Let me just quote myself here:
So far, overall long-term volatility of BTC price has been going down. For the 2011 crash, the ratio of the bottom following the peak to the peak preceding the crash was about 0.0625. In spring 2013, from 266 USD to about 40 USD gives a ratio of about 0.15. For the current time, we know the peak but not the bottom.
If the ultimate severity of the correction is the same now as it was in spring, we would bottom out at about 180 USD (Bitstamp). If decreasing volatility is still a valid trend, though, the correction should be less severe. How much less severe? No way to know. Two data points isn't much to work with, but I thought I'd write this down just to see afterwards how things turned out.
In percentage points, the change in the bottom-to-peak ratio defined above was 8.75. (0.15-0.0625). The same change now would give a ratio of 0.2375, meaning a bottom around 285 (Bitstamp)
On the other hand, the 2013 ratio was 240% higher than the 2011 ratio. If this were to be true for the current crash, then the bottom-to-peak ratio would be 0.36, with a bottom around 432 (Bitstamp again.)

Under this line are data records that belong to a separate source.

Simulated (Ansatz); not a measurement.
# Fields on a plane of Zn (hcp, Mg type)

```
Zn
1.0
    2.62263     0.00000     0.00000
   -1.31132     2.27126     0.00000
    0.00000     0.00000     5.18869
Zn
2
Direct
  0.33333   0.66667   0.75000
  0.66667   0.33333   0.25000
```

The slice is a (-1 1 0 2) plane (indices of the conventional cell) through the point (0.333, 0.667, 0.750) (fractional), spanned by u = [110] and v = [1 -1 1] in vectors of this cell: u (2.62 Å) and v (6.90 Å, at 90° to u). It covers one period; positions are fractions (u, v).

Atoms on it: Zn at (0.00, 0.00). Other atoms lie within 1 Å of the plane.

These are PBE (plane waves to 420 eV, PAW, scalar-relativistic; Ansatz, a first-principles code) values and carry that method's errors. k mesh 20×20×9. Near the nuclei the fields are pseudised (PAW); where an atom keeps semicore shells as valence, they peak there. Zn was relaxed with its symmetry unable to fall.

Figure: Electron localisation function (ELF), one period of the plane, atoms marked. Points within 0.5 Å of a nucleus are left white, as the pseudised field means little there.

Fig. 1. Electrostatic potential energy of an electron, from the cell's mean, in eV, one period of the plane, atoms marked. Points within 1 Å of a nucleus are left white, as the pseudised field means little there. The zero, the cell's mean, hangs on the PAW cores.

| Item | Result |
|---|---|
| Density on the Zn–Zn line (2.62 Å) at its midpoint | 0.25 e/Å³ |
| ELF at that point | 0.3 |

Again, not a prediction, but a few price points for comparison when considering overall volatility. This is pretty flawed thinking in many ways, as I'm not considering time at all here, and also am only looking at downward volatility. Still, if we bottom out above the 430s on Bitstamp, the overall reduction in intra-crash volatility will have been greater than before.
Obviously, the bottom is lower than 432. Anything above 285 as a bottom still means an overall reduction in long term volatility, above caveats applying.